With a kernel command line formed like so:
kernel /boot/vmlinuz26 root=/dev/sda3 ro vga=733 init=/bin/sh -x
init should be started with all args *after* the init param. In this case, /bin/sh should be called with "-x".
instead, klibc doesn't do that at all. /bin/sh is called with the command line args "/boot/vmlinuz26 root=/dev/sda3 ro vga=733 init=/bin/sh -x", which we all know is completely invalid.
If we look at the original error:
bash: root=/dev/sda3: No such file or directory
We can see that bash is trying to "run" a file named "root=/dev/sda3" in the exact same way it would handle "bash myscript.sh"

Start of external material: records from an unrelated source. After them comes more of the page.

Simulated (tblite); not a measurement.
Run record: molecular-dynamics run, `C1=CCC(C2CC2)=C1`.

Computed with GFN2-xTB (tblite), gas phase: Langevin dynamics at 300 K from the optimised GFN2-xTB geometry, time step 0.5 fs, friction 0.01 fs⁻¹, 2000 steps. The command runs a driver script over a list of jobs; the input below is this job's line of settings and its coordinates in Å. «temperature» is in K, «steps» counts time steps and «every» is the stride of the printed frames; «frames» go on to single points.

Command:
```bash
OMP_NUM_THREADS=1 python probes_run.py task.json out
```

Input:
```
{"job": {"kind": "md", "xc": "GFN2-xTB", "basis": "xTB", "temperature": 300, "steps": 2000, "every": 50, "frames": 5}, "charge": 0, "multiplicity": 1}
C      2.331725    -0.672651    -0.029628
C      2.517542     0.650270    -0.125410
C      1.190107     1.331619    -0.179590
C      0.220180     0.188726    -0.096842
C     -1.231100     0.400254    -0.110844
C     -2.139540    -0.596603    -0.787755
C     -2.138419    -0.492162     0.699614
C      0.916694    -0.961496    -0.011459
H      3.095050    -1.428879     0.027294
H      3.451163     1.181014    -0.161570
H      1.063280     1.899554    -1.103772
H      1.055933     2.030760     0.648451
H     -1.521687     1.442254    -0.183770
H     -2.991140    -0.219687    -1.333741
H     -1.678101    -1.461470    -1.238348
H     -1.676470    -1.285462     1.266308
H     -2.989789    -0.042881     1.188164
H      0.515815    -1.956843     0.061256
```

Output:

Oddly enough, klibc's run-init code does this fine, but the changes were not migrated to the kinit code.
with no init= argument kinit segfaults with: "kinit[1] segfault at 0 ip 080485a4 sp bfce1980 error 4 in kinit[8048000+8000]"
with "init=/bin/bash" or "init=/bin/bash -" on the end of my kernel arguments klibc errors with "kinit: /bin/bash: Bad address"
I'll try and rework the patch this weekend.
Is your comment confirming that you've tested and this is still a problem?
Kernel panic - not syncing: Attempted to kill init!
Tested on 3 different freshly "-Syu'ed" i686 boxes and it failed gloriously on all 3.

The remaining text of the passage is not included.